By Dan Brotman, Editor-In-Chief
Special To FutureMusic
We’ve all know about the Graphical User Interface, more affectionately known as a GUI or Goo-ey, but have you heard of the Conversational User Interface? Maybe not by that name, but you’ve certainly seen it in action. Think Star Trek, “Computer, locate the nearest hospitable planet,” Tony Stark’s Jarvis, or the luscious Scarlett Johansson in Spike Jonze’s Her…and even to some extent Apple’s Siri, Google’s Now and Microsoft’s Cortana. While most of us certainly won’t be falling for Siri, the Conversational User Interface (CUI) arena is certainly heating up.
According to Tim Tuttle, founder of Expect Labs, voice-recognition and artificial intelligence has advanced and become more accurate by 30% in the last two years, which is more progress than the industry made in the prior ten years. Tuttle’s company has developed MindMeld, a cloud-based voice-recognition and artificial learning software, which is being used by over 1200 companies to fuel the voice-recognition on their computer programs and mobile devices. And he’s certainly not alone.
Nuance Communications, which you may know quite intimately if you drive a Ford and use the Sync system, is another leader in the field right now. Apple’s Siri relies on its technology. However, these systems are still pretty dumb. Bark a command like “turn on the radio” and Sync ablidges, ask “how long will it take to get home with all this traffic?” and it becomes hopelessly lost. In fact, using Siri, Sync or the majority of voice-recognition systems out there can leave you feeling like you’ve been left for dead in a telephone voice-menu system. “Representative. Representative! REPRESENTATIVE!!!”

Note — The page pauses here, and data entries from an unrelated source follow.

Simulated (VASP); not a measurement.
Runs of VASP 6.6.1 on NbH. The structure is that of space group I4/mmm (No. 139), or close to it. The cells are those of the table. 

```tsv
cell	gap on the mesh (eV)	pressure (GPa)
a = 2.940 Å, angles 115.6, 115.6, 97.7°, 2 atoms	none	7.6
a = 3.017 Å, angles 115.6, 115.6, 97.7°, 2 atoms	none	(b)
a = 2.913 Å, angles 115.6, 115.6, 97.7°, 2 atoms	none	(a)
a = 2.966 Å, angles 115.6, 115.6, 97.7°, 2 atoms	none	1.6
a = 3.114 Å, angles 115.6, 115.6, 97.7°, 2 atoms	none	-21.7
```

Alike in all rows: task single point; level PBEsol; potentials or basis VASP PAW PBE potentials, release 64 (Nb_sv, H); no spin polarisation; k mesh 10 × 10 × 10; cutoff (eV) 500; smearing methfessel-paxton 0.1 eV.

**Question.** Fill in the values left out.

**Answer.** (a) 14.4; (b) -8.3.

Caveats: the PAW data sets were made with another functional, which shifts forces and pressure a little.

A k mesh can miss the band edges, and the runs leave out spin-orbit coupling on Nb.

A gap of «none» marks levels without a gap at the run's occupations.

Now one of the music recognition apps you use on your cell phone, SoundHound, could be leading the charge in intelligent voice-recognitions. CEO Keyvan Mohajer has been showboating the company’s new Hound technology around Silicon Valley as of late, and he may have a reason why. The technology promises to not only to deliver accurate answers to simple questions, but can then ramp up its intelligence to respond to ever more complex questions, using the information acquired previously in the conversation. Thus, not only could you ask Hound how long would it take to get home, but you could also ask it how long would it take to get home, if I avoided the expressway. A big leap forward, and this is just an elementary example of what Hound can process.
Now think about how wonderful this technology would be if it was implemented in your digital audio workstation (DAW). By reading FutureMusic and keeping abreast of the industry on a daily basis, you know how much hardware, software and mobile apps debut on a daily basis. It’s actually staggering. I thought it was mind-blowing five years ago, but now with crowdfunding, 3D printers and an even lower barrier to entry with apps, it’s like trying to drink from a firehose. What’s worse, is that even when you do finally get your arms around that complex DAW, an update comes out that changes the entire paradigm. The result? Frustration and countless hours figuring out how to make things work, rather than actually making music. But what if Apple decided to add a vastly more intelligent Siri to Logic Pro X?
“Siri what is the shortcut for swapping the left and right locators?”
“How come my Moog Taurus is not receiving MIDI data?”
“Siri sidechain my the highhat pattern on track six into Massive.”
Now your Moog Taurus may never be able to actually communicate back to Logic Pro, informing the DAW that it needs a firmware update, but the idea that you can discuss the problem with Logic and ask for some possible solutions would be a tremendous help. What about music intelligence? “Siri can you suggest some 1-4-5 chord progressions for the bass line on track ten?”
Or even the biggest time suck of them all…
“Siri can you audition all the patches listed as ‘metallic’ in Alchemy, Sculpture and Retro in a four bar loop on track twelve?”
The possibilities are staggering, and we’re just talking about your DAW. Look at other arenas, mixing, mastering, digital DJing, sound design and so on. Anything that allows me to make music more efficiency, instead of laboring through technical concerns, wading through patches, dealing with workflow modifications from an update or trying to recall complex engineering acrobatics, is a huge win.
Clearly, Apple is in a leading position to implement a CUI as part of their music and video product lines. However, with so many voice recognition / artificial intelligence companies in the market (with new startups mushrooming up every month), other companies such as Native Instruments, Ableton and Image-Line, to name just a few, could enter into this arena as well.